On the Phenomenology of the Consciousness of Internal Time

B: Supplementary Texts

I "On the Introduction of the Essential Distinction between 'Fresh' Memory and 'Full' Recollection and about the Change in Content and Differences in Apprehension in the Consciousness of Time"

No. 5

Enduring Perception as Simple Act

Paragraph 46

If a perception lasts more than a moment, then it is made-up of parts. But it is possible that our awarenesses during each of these moments follow along one continuous single act. Previously Husserl discussed perceptions of things that stay the same over a duration of time. The tone retains its same tonal qualities for a series of moments. Each moment is distinct on account of it falling in a different place along the temporal succession. However, what we perceive in that moment is identically the same as during the other moments. When we think abstractly or conceptually about the tone during any one of the moments, we may find it to be identical with what we hear during the other moments, even though we find them temporally separated.

Now Husserl examines uniform changes in what we perceive. In particular, he refers to a tone "uniformly dying away." So the alteration is uniform. The change of one moment is the same change of another moment, even though the content of one moment is different from the others.

[Consider also Oresme’s latitude of forms. We may depict a uniform change with a shape like this.

(Thanks Jeff Babb)

For each extent along the horizontal axis, there is a uniform change along the vertical axis. So we might compare a horizontal extent of one length with another horizontal extent of the same length. We find that the vertical change will be the same in both cases. Also, we will find that the “instantaneous change” at any point is equal to any other point. So in uniform change, the change itself stays the same, even though what is changing is continually distinct.]

The tone’s change is continuous. So to is our perception of it continuous. And, the correlation between them is continuous. [This seems similar to Aristotle’s continuous correlation of space and time.]

Each enduring perception of the uniform content can be temporally divided, and to each temporal division corresponds a part of the perception. And just as the temporal part of the tone is tone, so the temporal part of the perception is perception. (161bc)

Husserl ends the paragraph writing:

Moreover, the perception in this case not only endures objectively but in addition preserves the character of duration phenomenally, which by no means leaves it entirely unchanged. (161bc)
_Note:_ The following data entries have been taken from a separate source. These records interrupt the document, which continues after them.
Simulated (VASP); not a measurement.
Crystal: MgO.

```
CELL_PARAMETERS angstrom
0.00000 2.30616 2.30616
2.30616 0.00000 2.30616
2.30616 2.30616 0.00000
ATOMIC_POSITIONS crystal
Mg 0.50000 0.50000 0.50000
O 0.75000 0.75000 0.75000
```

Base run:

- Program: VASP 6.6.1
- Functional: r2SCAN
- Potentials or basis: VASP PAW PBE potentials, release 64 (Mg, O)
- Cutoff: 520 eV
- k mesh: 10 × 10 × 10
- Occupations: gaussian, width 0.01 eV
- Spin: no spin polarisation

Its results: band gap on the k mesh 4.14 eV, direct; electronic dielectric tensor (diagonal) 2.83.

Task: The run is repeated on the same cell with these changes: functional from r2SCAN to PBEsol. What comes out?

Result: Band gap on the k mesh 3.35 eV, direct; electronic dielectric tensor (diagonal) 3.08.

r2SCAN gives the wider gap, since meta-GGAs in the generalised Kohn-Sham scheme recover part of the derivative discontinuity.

[I am not certain what he means. We perceive the tone. The tone is changing continuously. But because at each moment there is a tone change, and because each tone change, as a degree of change, is the same each moment, then the content is no longer the identity of the tone, but rather the identity of that sort of change, (for example, the tone fading-out at particular rate of change). Our continuing perception of this one continuous change allows us to take the whole continuum of alteration as one enduring content of our awareness. So the change’s enduring itself is a phenomenon that we are aware-of. But he ends by suggesting that the duration (or its characteristics) might change. Or maybe he means the perception of the duration is what could change. Regardless of what is changing, I do not know why he says this.]

Husserl, Edmund. On the Phenomenology of the Consciousness of Internal Time (1893-1917).Vol 4 of Edmund Husserl: Collected Works. Ed. Rudolf Bernet. Trans. John Barnett Brough.Dordrecht: Kluwer Academic Publishers, 1991.

Images from Babb, Jeff. “Mathematical Concepts and Proofs from Nicole Oresme.” Presented at The Seventh International History, Philosophy and Science Teaching Conference. Winnipeg, MB, Canada August 1, 2003)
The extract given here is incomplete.